18 June 2009

'The Constant Companion of Monastics'—Holy Abba Dorotheus of Gaza

Today, 5 June on the Church’s calendar, we celebrate the memory of the Holy Abba Dorotheus of Gaza (c. 505-565?). Unfortunately, as Eric Wheeler notes in the Introduction to his translation of St Dorotheus’s famous Discourses, ‘In the monastic milieu of those early centuries there were several interesting and distinguished characters bearing the name of Dorotheos. Although separated in time and place there was a tendency among early hagiographers to identify one with another’ (Introduction, Discourses & Sayings, by St Dorotheus of Gaza, trans. Eric P. Wheeler [Kalamazoo, MI: Cistercian, 1977], p. 23). The Holy Apostles Convent translation of Lives of the Saints of the Holy Land and Sinai Desert (Buena Vista, CO: Holy Apostles Convent, 1997) from the Great Synaxaristes lists St Dorotheus of Gaza, the author of the Discourses, on 13 August along with his disciple, St Dositheus of Thawatha (pp. 326-332), while the only Saint listed for 5 June is Hieromartyr Dorotheus, Bishop of Gaza, who lived in the 3rd and 4th centuries. But a number of other sources list the author of the Discourses on 5 June (except the Orthodox Wiki article, which has confused him with an Egyptian hermit of the 4th century celebrated on 16 September—somebody please fix this!). I personally have elected to post on St Dorotheus today, not because I have a clue what day is the correct one, but to reserve 13 August for St Dositheus.

As I’ve already mentioned, the St Dorotheus about whom I am writing is the author of the Discourses. He was born in Antioch and, according to the Holy Apostles account, ‘we know that he devoted much time in diligent study of the secular sciences’ (p. 326). Wheeler points out that ‘when he was learning to read he approached a book as though he were going up to stroke a wild animal—this “towards the end of his childhood”’ (p. 23), and the HA account sums up his education with the following observations:

Studying with much zeal and eagerness, Dorotheus acquired a broad knowledge and developed his natural gift with words.

. . . The saint was wont to read the Rules of St Basil the Great. He studied them carefully and strove to fulfill them in deed.

From reading the works of Dorotheus, it is apparent that he was familiar with pagan writers, but he is incomparably better versed in the writings of the holy fathers and Teachers of the Orthodox Church: Saints Basil the Great, Gregory the Theologian, John Chrysostom, Clement of Alexandria, and many of the renowned ascetics of the first Christian centuries. (p. 327)

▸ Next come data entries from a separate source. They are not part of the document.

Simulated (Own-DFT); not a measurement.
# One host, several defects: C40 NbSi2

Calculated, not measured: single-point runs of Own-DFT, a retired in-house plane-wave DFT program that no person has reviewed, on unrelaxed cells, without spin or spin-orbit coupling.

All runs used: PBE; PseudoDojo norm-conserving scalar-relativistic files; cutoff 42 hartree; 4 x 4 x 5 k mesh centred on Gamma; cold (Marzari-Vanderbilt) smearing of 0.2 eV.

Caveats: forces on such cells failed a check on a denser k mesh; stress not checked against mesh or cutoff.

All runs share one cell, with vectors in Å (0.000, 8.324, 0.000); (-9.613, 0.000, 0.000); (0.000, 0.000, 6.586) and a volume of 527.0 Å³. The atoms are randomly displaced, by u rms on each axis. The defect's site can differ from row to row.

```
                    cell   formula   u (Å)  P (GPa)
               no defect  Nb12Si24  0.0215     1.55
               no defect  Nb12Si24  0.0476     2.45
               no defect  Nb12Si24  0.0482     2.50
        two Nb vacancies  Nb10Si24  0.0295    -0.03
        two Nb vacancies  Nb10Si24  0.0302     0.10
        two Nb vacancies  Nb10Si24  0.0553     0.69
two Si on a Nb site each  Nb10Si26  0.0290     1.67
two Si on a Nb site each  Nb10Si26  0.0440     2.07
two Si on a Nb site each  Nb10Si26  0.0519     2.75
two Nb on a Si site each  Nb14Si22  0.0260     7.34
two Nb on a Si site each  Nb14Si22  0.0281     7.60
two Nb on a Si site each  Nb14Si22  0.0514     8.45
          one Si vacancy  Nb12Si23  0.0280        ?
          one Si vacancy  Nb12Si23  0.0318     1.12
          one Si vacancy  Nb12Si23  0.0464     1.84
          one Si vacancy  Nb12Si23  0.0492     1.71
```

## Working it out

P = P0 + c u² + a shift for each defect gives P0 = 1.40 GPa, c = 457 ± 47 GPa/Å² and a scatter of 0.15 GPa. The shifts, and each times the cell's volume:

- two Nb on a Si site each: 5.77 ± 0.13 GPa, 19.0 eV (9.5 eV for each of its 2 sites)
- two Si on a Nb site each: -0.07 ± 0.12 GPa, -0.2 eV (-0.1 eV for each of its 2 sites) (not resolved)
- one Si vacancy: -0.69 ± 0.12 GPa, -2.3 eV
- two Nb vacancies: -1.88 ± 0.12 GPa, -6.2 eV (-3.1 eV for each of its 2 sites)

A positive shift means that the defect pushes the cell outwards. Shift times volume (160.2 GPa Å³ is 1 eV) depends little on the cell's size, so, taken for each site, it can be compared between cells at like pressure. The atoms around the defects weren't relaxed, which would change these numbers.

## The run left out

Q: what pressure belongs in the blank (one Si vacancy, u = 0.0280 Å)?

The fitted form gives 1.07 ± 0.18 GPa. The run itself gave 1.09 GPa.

Wheeler believes that his connection with Gaza and ‘his own affirmation that he studied with fury to become a master of eloquence, invites the conclusion that he established himself there for a considerable tim as a professor of rhetoric’ (p. 28). At any rate, he seems to have come under the influence of Ss Barsanuphius and John the Prophet, two desert-dwelling elders near the cœnobium under St Seridos at Thawatha in Palestine, and according to Wheeler ‘had had frequent correspondence with them on the affairs of the soul’ (p. 35). Thus it was that when he decided to leave the world to become a monk, it was to Thawatha that he repaired, placing himself under obedience to St John, as he himself says, ‘When I was in the cenobium I used to reveal everything to old Abba John, for I never set out to do anything contrary to his judgment’ (Discourses, p. 126).

During his years under obedience, St Dorotheus served at one time as guest-master and at another as chief-infirmarian of the monastery. In the latter position, ‘Dorotheus became a model of love of neighbor and, at the same time, treated the wounds and infirmities of the souls of the brethren’ (HA, p. 331), but only with the full approval of his elders (Wheeler, p. 45). Unfortunately, very little is known with certainty about the rest of his life. The traditional account is that he ‘left the cœnobium and became an abbot of another monastery’ (HA, p. 332), and even Fr Georges Florovsky (The Byzantine Ascetic & Spiritual Fathers, trans. Raymond Miller, et al., Vol. 10 in The Collected Works of Georges Florovsky [Vaduz: Bchervertriebsanstalt, 1987], p. 201) and Chitty (The Desert a City [Crestwood, NY: SVS, 1995], p. 140) seem to accept this tradition.

But Wheeler makes a strong case that St Dorotheus did not leave Thawatha, but rather ‘graduated’ from the cœnobitic life to the eremitic around the time of the repose of Ss Seridos and John, the final withdrawal of St Barsanuphius, and the succession to the abbacy of a certain ‘Elien’ whom Wheeler strongly believes to be St Dorotheus’s brother according to the flesh. Thus, his statement ‘When I was in the cenobium’ (p. 126), should not be read as ‘implying that he is no longer living at Thawatha, but that he had passed from one section of the monastic complex to another, viz. from the common life to the solitary life’ (p. 61). As evidence that he didn’t leave entirely however, Wheeler cites the general fidelity of St Dorotheus to the teachings of his elders, among which was a tremendous emphasis on stability. Wheeler quotes St Barsanuphius writing to St Dorotheus—

But you are so blind you do not see what beneficence God has extended and continues to extend to you, through the prayers of the saints and of blessed Abraham who has said both to you and to your brother, ‘If you remain in this place, you will have me for your intercessor’. (p. 60)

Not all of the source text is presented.